In The League of Residential Neighborhood Advocates v. City of Los Angeles, No. 06-56211 (Aug. 21, 2007), which I first discussed here a few days ago, the Ninth Circuit invalidated an agreement between the city of Los Angeles and a congregation to settle the congregation’s federal RLUIPA claim.  As part of the settlement, the city agreed to issue the congregation a Conditional Use Permit (CUP).  The League objected, asserting its members had been deprived of their right to a public hearing on the CUP.  More details on the case at Professor Patty Salkin’s Law of the Land blog here

The Ninth invalidated the agreement because the usual procedure to issue a CUP under California law includes public hearings, which had not been held in this case due to the settlement agreement.  While a federal district court has broad powers to settle litigation, those powers could not be invoked because the court had not found an “actual violation” of federal law, merely a “potential violation.”  As is usual in settlement agreements, the city did not admit it had breached RLUIPA, or violated the congregation’s rights.  The court found that fact dispositive.

However, this decision does not necessarily spell the end for settlement of federal land use litigation by procedures that may not conform precisely to state law.  Federal courts have extensive authority to settle litigation, especially lawsuits involving federal constitutional issues by way of settlement agreements between the parties or consent decrees. 

Under a federal court’s consent decree authority, its inherent supervisory powers, and its power to remedy constitutional violations, it may command a state or local government to do things that they could not do under their own laws (like issue CUP’s without a public hearing, for example). 
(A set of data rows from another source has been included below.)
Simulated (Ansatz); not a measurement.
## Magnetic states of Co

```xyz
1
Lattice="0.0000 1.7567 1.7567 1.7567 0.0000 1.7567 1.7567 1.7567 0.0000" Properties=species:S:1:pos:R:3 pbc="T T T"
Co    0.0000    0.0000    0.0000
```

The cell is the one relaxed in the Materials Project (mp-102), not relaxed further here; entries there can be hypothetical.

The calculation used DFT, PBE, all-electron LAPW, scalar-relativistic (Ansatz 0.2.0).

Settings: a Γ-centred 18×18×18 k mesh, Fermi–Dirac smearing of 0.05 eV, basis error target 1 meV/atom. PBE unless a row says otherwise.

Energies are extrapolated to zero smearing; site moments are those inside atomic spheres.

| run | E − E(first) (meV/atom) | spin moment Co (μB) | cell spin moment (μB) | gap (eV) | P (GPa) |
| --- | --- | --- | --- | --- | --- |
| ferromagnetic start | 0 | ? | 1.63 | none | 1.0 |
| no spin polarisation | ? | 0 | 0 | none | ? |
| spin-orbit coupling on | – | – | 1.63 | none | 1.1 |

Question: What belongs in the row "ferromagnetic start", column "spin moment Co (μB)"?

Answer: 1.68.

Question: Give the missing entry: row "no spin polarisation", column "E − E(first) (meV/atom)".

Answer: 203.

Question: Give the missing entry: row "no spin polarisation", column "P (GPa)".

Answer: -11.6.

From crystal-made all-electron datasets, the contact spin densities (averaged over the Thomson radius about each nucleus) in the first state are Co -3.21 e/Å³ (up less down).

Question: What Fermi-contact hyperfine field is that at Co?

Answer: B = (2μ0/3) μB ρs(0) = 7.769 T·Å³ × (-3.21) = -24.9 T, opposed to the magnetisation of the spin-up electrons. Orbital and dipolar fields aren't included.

I like to think of consent decrees as settlement agreements on constitutional steroids.  The US Constitution’s Supremacy Clause is a very potent tool, after all.  The seminal article on the subject was written by University of Hawaii Law School professor David Callies: The Use of Consent Decrees in Settling Land Use and Environmental Disputes, 21 Stetson L. Rev. 871 (1992). There are important differences between a settlement agreement and a consent decree that could distinguish League of Residential Neighborhood Advocates, and allow comprehensive (and creative) settlement of land use disputes. 

First, settlement agreements are merely contracts to end litigation, while consent decrees are federal court judgments (albeit agreed to by the parties) over which the court retains jurisdiction to supervise and enforce.  The fact that a consent decree is a judgment means that the limitation set forth in the Ninth Circuit decision — that the court finds an “actual violation” of federal law — is met. 

Second, the due process undercurrents in the Ninth Circuit case may not be present in the consent decree process, as courts generally hold at least one hearing prior to entering a consent decree at which third parties who may be impacted may object.

Update 10/22/2007 – the Congregation has filed a petition for rehearing/en banc with the Ninth Circuit.